What human qualities are in demand in a situation of uncertainty, pervasive communication, and strategic instability?
The easiest way for an individual to cope with such a situation is for him or her to get lost, become apathetic, or imagine himself or herself as a disordered Brownian particle, provided by others with a vector of motion. When nothing depends on you, you’re welcome to engage in irresponsible behaviour. It’s quite a comfortable position to be in, and many people have chosen this option.
The other pole is emotional exaltation under the guise of defending other people’s rights. Often this exaltation leads to the establishment of a totalitarian order, because there is a very thin line between normative defence and attack. We see this today in the phenomena of culture wars and cancel culture.
Leaders are less often noticed who are ready to “keep the steering wheel steady”. They find themselves affected by the same conditions as everyone else – life for them is just as hard and will not be easier. However, while some view the current situation as a tragedy, responsible leaders are ready to take responsibility for their fellow citizens and try to make their lives a little better. As in past centuries, existential optimism and focusing on a better future gives people the ability to transform those around them.

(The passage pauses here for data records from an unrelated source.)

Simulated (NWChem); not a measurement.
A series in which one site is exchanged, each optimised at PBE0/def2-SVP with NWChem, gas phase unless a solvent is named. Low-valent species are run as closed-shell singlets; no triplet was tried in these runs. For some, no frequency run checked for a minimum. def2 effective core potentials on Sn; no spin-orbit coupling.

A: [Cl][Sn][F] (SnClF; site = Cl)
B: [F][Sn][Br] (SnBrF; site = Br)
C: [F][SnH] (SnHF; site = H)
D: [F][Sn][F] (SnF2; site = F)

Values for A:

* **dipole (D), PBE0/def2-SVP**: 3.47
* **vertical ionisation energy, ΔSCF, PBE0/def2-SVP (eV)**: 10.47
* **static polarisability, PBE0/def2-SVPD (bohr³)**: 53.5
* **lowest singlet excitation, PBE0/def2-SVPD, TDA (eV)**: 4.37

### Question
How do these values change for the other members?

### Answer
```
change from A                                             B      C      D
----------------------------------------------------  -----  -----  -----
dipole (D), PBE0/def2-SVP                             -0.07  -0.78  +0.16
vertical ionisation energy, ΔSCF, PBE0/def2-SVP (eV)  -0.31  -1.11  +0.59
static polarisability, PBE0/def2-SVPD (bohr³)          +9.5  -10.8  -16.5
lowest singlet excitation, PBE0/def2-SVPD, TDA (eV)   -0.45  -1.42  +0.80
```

We are still far from understanding man and the nature of his motivation. Fear alone continues to stop us from starting a big war. Perhaps, in the future, science will be able to establish patterns that will allow people to make peace with themselves, and international relations will be harmonious. As Fyodor Mikhailovich Dostoevsky wrote in a letter to his brother Mikhail in 1839: “Man is a mystery: if you spend your entire life trying to puzzle it out, then do not say that you have wasted your time. I occupy myself with this mystery, because I want to be a man.”